Mayon explosion kills Filipino guide, 4 Germans
LEGAZPI CITY—What was meant to be a fun climb turned into a tragedy for 27 foreign mountaineers and their local guides when Mayon Volcano erupted on Tuesday and spewed hot rocks, killing five of them.
Jukes Nunez of the Albay Public Safety and Emergency Management Office said all 27 people, composed of foreign tourists and local trekking guides, had been accounted for.
As of Tuesday evening, six people had already been brought down, while the rest were on their way to town.
“I heard a very loud sound like thunder. I immediately knew that Mayon had exploded,” said Nicanor Mabao, 18, one of the survivors, who said his group was about 1,600 meters from the foot of the 2,460-meter peak.
“After hearing the loud sound, I saw very big hot boulders coming down at us. The hot rocks then started hitting us,” said the guide from the Bicol Adventure Tours.
He said he felt intense heat.
“My whole body felt numb. All I was thinking of was that I had to go down and get out of there,” he said.
Rescuers took Mabao down in a stretcher at 4:30 p.m. He talked to the Inquirer while being transported from an Army truck to a waiting ambulance.
Mabao suffered severe burns in his left leg. He said he was struck by a hot rock in the head while trying to rescue an Austrian woman, Sabine Stroberger, 32, who likewise survived.
Five of Mabao’s companions—a fellow Filipino guide and four German nationals—were killed. They were caught in the middle of hot rock slide following phreatic, or steam-driven, explosion around 8 a.m.

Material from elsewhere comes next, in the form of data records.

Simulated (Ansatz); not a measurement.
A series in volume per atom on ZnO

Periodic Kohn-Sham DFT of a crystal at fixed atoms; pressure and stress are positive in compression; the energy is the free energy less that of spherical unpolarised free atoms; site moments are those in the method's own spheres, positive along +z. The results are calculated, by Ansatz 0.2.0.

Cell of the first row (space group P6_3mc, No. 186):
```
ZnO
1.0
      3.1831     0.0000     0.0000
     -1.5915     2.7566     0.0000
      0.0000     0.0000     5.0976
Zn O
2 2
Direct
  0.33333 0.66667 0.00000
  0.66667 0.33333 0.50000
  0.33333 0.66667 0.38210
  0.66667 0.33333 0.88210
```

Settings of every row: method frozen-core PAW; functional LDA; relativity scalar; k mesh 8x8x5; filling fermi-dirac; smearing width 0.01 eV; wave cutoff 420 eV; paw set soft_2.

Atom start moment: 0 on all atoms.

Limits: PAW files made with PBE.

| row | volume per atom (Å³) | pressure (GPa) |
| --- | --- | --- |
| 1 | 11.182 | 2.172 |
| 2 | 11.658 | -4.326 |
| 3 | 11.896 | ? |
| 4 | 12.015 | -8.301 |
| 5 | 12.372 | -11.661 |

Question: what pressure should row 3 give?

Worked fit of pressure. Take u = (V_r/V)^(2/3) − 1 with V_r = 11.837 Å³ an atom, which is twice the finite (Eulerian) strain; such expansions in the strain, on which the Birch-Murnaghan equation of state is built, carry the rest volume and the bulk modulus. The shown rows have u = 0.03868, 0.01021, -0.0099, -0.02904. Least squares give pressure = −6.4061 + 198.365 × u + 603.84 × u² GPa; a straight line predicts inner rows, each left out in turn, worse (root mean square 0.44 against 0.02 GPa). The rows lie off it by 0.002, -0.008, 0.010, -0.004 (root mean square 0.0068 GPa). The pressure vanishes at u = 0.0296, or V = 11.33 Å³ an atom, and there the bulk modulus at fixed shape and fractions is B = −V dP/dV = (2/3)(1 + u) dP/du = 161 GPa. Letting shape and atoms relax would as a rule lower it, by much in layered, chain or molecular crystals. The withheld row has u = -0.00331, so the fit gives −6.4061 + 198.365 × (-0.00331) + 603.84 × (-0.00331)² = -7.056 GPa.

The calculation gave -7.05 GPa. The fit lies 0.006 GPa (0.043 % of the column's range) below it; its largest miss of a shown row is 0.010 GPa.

The fatalities were Jerome Berin, a Filipino guide; and German nationals Joanne Edosa, Roland Pietieze, Farah Frances and Furean Stilfer, according to the Albay Public Safety, Emergency and Management Office.
6-km danger zone
The Philippine Institute of Volcanology and Seismology (Phivolcs) has maintained that Mayon was in no danger of erupting even as it reminded the public not to venture into a six-kilometer permanent danger zone.
Steam or phreatic eruption is normal for active volcanos like Mayon. It was just unfortunate that there were mountain climbers near the crater when the volcano spewed ash and steam at the time, said Phivolcs head Renato Solidum.
All the fatalities belonged to a group of 12—three men and two women from Germany and Austria—and seven local guides, including Berin and Mabao. They set off from Barangay (village) Bonga, Bacacay, in the trek organized by Bicol Adventure Tours on Monday.
A Thai tourist, who reportedly got separated from his group, was rescued around 4 p.m. They went up the volcano on Monday from Lidong, Sto. Domingo. Another man and a woman, both Thais, were also injured.
They were supposed to descend also on Monday evening but failed to do so when some of them got lost along the trail.
“That was even before the eruption. So they ended up spending the night there until the eruption this morning when they totally lost contact with each other,” said Fire Officer 1 Mark Cirunay of the Albay Bureau of Fire.
Their Filipino tour guides, Bernard Hernandez and Alex Balunzo, stayed together and were able to descend before noon Tuesday, Cirunay said in a phone interview from the incident command post in Sto. Domingo.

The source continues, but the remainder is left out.